Apple Watch Series 7 Review: Upgrade Or Wait For Series 8?

After about two weeks with the Apple Watch Series 7, I can say straight up that anybody who’s using a much older watch like the Series 3 will definitely want to upgrade. As for people who have a Series 6, well, if you have the cash, why not? But I think it might be more prudent to wait for the Series 8.

If you’re like me, you’ll absolutely love the new 45mm model. Sure, it looks big on the wrist, especially if you have small wrists, but the bigger screen size is just beautiful. The UI has been made slightly larger, and there’s a full QWERTY keyboard that you can use for text input, which is nice. If you have smaller fingers, typing isn’t that big a problem, but if your hands are on the bigger side, you might find yourself mistyping words by accident. I’ve been more accurate typing instead of swiping, so yeah.


Anyway, let’s talk about the design. Not much has changed and you’ll be forgiven if you mistake the Blue or Starlight aluminium models for the Series 6. What’s nice, though, is the new aluminium colours we’ve gotten. The one we have is the Midnight colour, which is essentially a matte black with a slight blue tint to it under certain lighting. I think this will go well with pretty much any band or outfit you’re planning to wear. Leather straps will probably go really well with this Midnight watch.

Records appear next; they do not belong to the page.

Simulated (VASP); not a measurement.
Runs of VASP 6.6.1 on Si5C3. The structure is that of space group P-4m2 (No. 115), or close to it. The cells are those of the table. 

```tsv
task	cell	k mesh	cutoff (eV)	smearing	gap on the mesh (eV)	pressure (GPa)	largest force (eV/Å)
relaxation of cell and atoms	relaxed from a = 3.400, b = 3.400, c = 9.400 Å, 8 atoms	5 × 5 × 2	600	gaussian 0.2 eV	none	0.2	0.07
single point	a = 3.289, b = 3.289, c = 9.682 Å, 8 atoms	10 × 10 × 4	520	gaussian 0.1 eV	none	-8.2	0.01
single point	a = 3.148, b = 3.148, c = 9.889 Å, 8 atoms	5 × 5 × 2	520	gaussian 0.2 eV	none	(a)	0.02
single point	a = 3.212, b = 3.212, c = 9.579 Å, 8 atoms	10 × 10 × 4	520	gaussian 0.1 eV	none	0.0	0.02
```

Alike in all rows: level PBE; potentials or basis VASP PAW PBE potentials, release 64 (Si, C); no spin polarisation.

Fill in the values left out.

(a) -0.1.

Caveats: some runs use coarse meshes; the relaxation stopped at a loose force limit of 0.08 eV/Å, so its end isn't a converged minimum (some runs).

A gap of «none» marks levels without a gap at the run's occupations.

Another nice thing that Apple has done is that they’ve maintained compatibility with older watch bands. So if you had a 44mm Apple Watch before and you’ve bought a few watch bands for that size, you’ll actually be able to use them on the 45mm Apple Watch Series 7. Now, not great for people like me jumping from the 40mm to the 45mm, but most people tend to stick to the size that they already have before. And hey, it’s way better than Apple saying, we changed the case sizes, all old Apple Watch bands can’t be used. I can just imagine the outrage if that happened.


Anyway, I digress.


Another noticeable difference would be the size of the bezels; it’s been reduced significantly and you’ll definitely be able to tell when you wear the new Series 7 on your wrist. The screen is 20% larger than the Series 6 and the always-on display is now even brighter, which means that when I’m trying to sneak a glance at the time during long meetings, it’s not quite as difficult or as obvious.


The front crystal protecting the screen is also supposed to be more durable, and Apple claims it’s their most crack-resistant crystal yet, which makes sense since no brand is going to come out with a new product and say it’s less durable or it can do fewer things than the previous version.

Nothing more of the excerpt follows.